RICOH THETA TECHNOLOGY

Bringing innovation and amazement to the imaging experience.
RICOH technology is about to pioneer uncharted territory.

Optical technology that makes a slim body possible

Ultra compact twin lens folded optics technology realizes an amazingly slim body.

RICOH THETA spherical images are created by an innovative design that uses ultra compact, ultra wide-angle lenses at the front and rear of the camera, collecting light at an angle of view that far exceeds the 180 degree of a fish eye lens, then allocating that light to the image sensors on the left and right using two 90º prisms.

Even with twin lenses, the THETA boasts a slim body at a mere 17.9 mm thick (THETA V, excluding the lens section) due to the symmetrical arrangement of the folded fish eye optics.
The design is not only simple and stylish, but a shorter distance between the lens results in extremely minimal parallax error*1.

*1 Differing viewpoint of two cameras.

The ultra compact, ultra wide-angle lenses are designed and tuned specifically for spherical images.

Raising the resolution of the entire image to a uniform level is essential to stitch two images with minimal parallax difference and deliver a completely natural appearance. To achieve this, a RICOH-original projection method was adopted. The lens coating not only covers the visible light spectrum, but also the infrared spectrum, which is not available on average camera lenses. Because the wavelength characteristics and angle dependency differ between the center and periphery, it can often be difficult to tune fish eye lenses. However, despite this difficulty, we have succeeded in creating uniform coloring across the center and edges, making it possible to obtain beautiful, natural image quality.

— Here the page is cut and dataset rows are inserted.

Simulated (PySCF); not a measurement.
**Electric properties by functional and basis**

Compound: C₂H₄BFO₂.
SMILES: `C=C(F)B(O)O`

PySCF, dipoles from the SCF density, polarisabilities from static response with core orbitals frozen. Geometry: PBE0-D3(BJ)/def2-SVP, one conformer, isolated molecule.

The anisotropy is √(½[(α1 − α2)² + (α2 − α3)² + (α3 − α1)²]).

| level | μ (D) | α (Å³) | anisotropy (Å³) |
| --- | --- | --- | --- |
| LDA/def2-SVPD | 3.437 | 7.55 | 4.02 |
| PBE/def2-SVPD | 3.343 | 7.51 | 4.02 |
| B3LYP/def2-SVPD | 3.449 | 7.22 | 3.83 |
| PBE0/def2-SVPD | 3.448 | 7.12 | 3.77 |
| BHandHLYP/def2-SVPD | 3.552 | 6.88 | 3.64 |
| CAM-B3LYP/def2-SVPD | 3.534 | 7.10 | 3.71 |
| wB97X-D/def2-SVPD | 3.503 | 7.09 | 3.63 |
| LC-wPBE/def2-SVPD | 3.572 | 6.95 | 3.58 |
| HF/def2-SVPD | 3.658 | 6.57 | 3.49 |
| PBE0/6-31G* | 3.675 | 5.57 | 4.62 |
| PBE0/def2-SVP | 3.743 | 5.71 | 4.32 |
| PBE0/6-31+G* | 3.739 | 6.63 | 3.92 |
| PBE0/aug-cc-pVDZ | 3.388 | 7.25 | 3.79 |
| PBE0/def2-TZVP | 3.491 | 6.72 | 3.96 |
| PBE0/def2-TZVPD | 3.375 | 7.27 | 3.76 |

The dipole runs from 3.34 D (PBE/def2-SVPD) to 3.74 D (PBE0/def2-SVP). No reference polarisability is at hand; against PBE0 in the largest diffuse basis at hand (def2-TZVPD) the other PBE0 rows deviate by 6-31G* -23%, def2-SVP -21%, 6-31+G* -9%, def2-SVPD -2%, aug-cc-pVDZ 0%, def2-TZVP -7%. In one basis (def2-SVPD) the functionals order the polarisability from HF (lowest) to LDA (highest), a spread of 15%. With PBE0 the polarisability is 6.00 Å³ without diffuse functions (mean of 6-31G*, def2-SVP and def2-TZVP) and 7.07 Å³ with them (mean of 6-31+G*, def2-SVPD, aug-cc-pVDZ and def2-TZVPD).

Image processing technology that produces 360º images

Kiyotaka Kitajima

Process of creating spherical images with no visible stitch

1. Image processing

First, the image data from two image sensors are used to conduct basic image processing. Next, in addition to the basic image processing carried out on general digital cameras, images are processed to obtain the appropriate brightness and coloring from the two image sensors. Specifically, the individual sensitivity variation between the two image sensors is corrected, and exposure compensation is applied for each image sensor based on a comprehensive decision obtained from brightness detected in the data of both images.

2. Image stitching

Next, image stitching is carried out for two images. For each of the two images, pattern matching calculates the offset amount between the reference image and comparison image in each area to detect the stitching position. Then, referencing the detected stitching position and the characteristics of each optical lens system, the two images are converted to a spherical image format. Blending the two images in the spherical image format forms a final, single spherical image. In this way, pattern matching detects the stitching position and applies it to the image conversion parameters to the spherical image format, resulting in a dynamic stitching process which enables real-time stitching of two images.

1. Image processing

First, the image data from two image sensors are used to conduct basic image processing. Next, in addition to the basic image processing carried out on general digital cameras, images are processed to obtain the appropriate brightness and coloring from the two image sensors. Specifically, the individual sensitivity variation between the two image sensors is corrected, and exposure compensation is applied for each image sensor based on a comprehensive decision obtained from brightness detected in the data of both images.

2. Image stitching

Next, image stitching is carried out for two images. For each of the two images, pattern matching calculates the offset amount between the reference image and comparison image in each area to detect the stitching position. Then, referencing the detected stitching position and the characteristics of each optical lens system, the two images are converted to a spherical image format. Blending the two images in the spherical image format forms a final, single spherical image. In this way, pattern matching detects the stitching position and applies it to the image conversion parameters to the spherical image format, resulting in a dynamic stitching process which enables real-time stitching of two images.

Spherical image

Mercator Projection is used in spherical images to assign coordinates to each pixel position on a spherical surface. In other words, when compared to the Earth with the latitude and longitude as two axes, the surface of the Earth would be two-dimensional. Users can use a dedicated app to change the point of view by dragging a finger up, down, left, and right on the image, as well as zooming in and out the image to view the entire spherical image. On the app, the spherical image is mapped as a texture for a spherical object, and by specifying the direction and angle of view, the spherical image can be displayed as attached to a sphere.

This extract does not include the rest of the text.